The art of artifact collection and hoarding for the sake of forensic exclusivity… – Part 2
2024-5-4 07:29:59 Author: www.hexacorn.com(查看原文) 阅读量:6 收藏

In the first part I had promised that I would demonstrate that the piracy is good! (sometimes)

I kinda lied back there, but I am not going to lie today: I will tell you all about it in the part 3.

Forensic data hoarding has a lot of benefits. It helps to solve many very common yet often difficult problems (I will cover one of them later in this post), and it also has a nice side-effect to it – it makes us more aware of available forensic artifacts and the fact that there is, or at least should be a very basic need to collect data for everyone in this field.

For example, I keep reminding everyone who wants to listen that there are many localized versions of Windows, and there are lots of architectural quirks around OS folders as well. Yes, it means that your c:\Program Files folder name, same as many others, can be localized and often is. This doesn’t stop people from continuing to write English-centric detections, but at least my conscience is clean…

I mentioned these common yet often difficult problems… Let’s focus on one of them for a moment.

When you analyze malware you often come across code that focuses on terminating processes and/or stopping and/or removing services (service processes). The easy ones do it by the book — they use direct string comparisons, Windows APIs. and the list of targets are often present inside the malware in a form of a string list. The more advanced ones use various hashing algorithms for comparison, and instead of actual strings they store hashes identifying the targets inside the malware samples.

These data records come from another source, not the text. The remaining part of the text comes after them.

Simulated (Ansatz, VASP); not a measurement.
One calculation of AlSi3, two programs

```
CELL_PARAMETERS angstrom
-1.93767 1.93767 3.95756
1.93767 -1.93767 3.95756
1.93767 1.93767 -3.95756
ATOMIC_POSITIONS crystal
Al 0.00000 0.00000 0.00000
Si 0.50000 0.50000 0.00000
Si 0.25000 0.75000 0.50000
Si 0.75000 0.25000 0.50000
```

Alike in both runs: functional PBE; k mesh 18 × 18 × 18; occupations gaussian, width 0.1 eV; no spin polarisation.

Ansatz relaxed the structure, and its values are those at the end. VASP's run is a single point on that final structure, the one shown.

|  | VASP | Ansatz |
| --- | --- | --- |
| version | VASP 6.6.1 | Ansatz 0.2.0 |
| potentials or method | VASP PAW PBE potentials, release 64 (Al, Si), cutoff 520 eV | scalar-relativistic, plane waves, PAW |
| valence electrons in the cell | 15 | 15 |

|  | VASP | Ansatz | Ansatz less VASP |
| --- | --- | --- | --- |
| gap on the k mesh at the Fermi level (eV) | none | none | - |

As analysts looking at such hash lists we face an obvious challenge – given a list of hashes, how can we reconstruct a list of strings that these hashes were generated from?

This may sound easy, but it is not. We can brute-force all combinations, but it often can turn to be very costly, plus brute-force attack may end up with a list of random process names for which a calculated hash happens to be identical with the one on the target list, but may not be a correct one (so-called hash collision). A more promising approach here relies on a dictionary attack where we compute hashes for all the possible known process names, and then compare against the targets, but it’s not easy either…

Why?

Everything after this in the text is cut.